The French Government invited over 20 countries to participate. All works on display had to be modern, no copying of historical styles of the past would be permitted. The stylistic unity of exhibits at the fair indicated that Art Deco had already become an international style by 1925.The great commercial success of Art  ensured that designers and manufacturers throughout Europe would continue to produce furniture in this style until well into the 1930s.



In France, Art Deco combined the traditional quality and luxury of French furniture with the good taste of Classicism and the exoticism of far-off lands. Many designers used sumptuous, expensive materials like exotic hardwoods, ivory, and lacquer combined with geometric forms and luxurious fabrics to provide plush comfort. Motifs like Chinese fretwork, African textile patterns, and Central American ziggurats provided designers with the exotic designs to play with to create a fresh, modern look. They depicted natural motifs as graceful and highly stylized. The use of animal skins, horn, and ivory accents from French colonies in Africa gave pieces exotic appeal.



French Art Deco furniture featured elegant lines and often had ornamentation applied to its surface. It could be utilitarian or purely ornamental, conceived only for its decorative value. It was the look that was important to many French designers, not the use or comfort of the piece. Even today, some pieces look as if their designers intended them to remain on display in a store window and not be used at all. At times it seemed as though the designers and their patrons were trying to escape the dismal reality of daily life at that time.

In 1937, the French government sponsored another trade fair, La Exposition Internationale des Arts et Techniques dans la Vie Moderne (The International Exhibition of Arts and Techniques in Modern Life). Less ambitious than the 1925 exhibition, this fair focused more on France's place in the modern world rather than on its production of luxury goods, thus marking the end of the French Art Deco Era.

To read more articles on antiques, please visit the Antiques Article section of my Web site.  And to stay up to the minute on antiques and collectibles, please join the other 18,000 readers by following my free online magazine, #TheAntiquesAlmanac. Learn more about western antiques in the special 2019 Summer Edition, "That's Entertainment," online now. And to read daily posts about unique objects from the past and their histories, like the #Antiques & More Collection on Facebook.


Tuesday, June 7, 2016

Mementos of Places Visited



QUESTION: My grandad traveled a lot for business, and from everywhere he went, he brought back a miniature replica of a famous building. By the time he died, he had amassed over 100 of these tacky souvenirs. And now I have them. To me, they’re just that, tacky souvenirs, but to him I’m sure they brought back memories of the places he had visited. What can you tell me about such replicas? How did they get started? Are they worth anything?

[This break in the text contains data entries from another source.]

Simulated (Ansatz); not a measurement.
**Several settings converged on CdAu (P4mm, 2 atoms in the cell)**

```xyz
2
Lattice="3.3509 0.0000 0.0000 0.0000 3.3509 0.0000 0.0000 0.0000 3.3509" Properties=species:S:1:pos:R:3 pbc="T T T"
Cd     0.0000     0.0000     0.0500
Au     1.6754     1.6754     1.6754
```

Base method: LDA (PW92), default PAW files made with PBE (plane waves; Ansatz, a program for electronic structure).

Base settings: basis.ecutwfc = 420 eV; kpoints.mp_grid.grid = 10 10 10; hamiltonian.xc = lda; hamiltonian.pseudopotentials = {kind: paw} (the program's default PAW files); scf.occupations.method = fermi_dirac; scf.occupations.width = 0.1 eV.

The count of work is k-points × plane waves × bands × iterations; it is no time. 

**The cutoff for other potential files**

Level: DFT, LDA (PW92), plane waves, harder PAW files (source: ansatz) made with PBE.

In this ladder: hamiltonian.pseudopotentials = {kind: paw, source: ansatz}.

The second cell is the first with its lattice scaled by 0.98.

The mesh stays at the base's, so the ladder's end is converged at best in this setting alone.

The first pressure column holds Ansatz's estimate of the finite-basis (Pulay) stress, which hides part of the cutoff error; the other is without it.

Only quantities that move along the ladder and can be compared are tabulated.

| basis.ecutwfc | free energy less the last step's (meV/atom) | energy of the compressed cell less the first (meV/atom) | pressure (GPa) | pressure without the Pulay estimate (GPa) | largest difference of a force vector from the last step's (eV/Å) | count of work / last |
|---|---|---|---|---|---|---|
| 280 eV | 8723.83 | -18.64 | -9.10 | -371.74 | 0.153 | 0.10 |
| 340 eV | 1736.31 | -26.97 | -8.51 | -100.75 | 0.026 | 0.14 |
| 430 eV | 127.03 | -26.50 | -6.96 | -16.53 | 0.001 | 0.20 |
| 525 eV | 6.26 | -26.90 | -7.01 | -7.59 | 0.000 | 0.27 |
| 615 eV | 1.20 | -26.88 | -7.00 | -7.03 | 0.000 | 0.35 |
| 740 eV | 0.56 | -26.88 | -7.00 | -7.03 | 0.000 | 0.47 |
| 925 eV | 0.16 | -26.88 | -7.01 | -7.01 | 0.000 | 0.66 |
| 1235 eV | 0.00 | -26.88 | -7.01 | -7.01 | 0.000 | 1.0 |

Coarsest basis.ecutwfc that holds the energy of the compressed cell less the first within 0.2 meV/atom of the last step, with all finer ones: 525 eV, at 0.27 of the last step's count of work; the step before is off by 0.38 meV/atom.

ANSWER: Replicas of souvenir buildings have been around since Victorian times. They fill the shelves of tourist-trap souvenir shops all over the world, lined up like soldiers waiting for a command to go to war. I’m sure you’ve asked yourself who would buy such tacky items? The answer, believe it or not, is lots of people. And their popularity seems to be on the upswing.

Like the lost city of Atlantis rising slowly from beneath the sea, long-forgotten souvenir buildings are now emerging from cellars, closets and attics. Souvenir buildings have attracted a diverse following among designers, architects, history buffs, lawyers, and ordinary collectors. These little structures, singly or in groups, provide a rich treasure-trove of memories. And this, after all, is one of the basic functions of a souvenir.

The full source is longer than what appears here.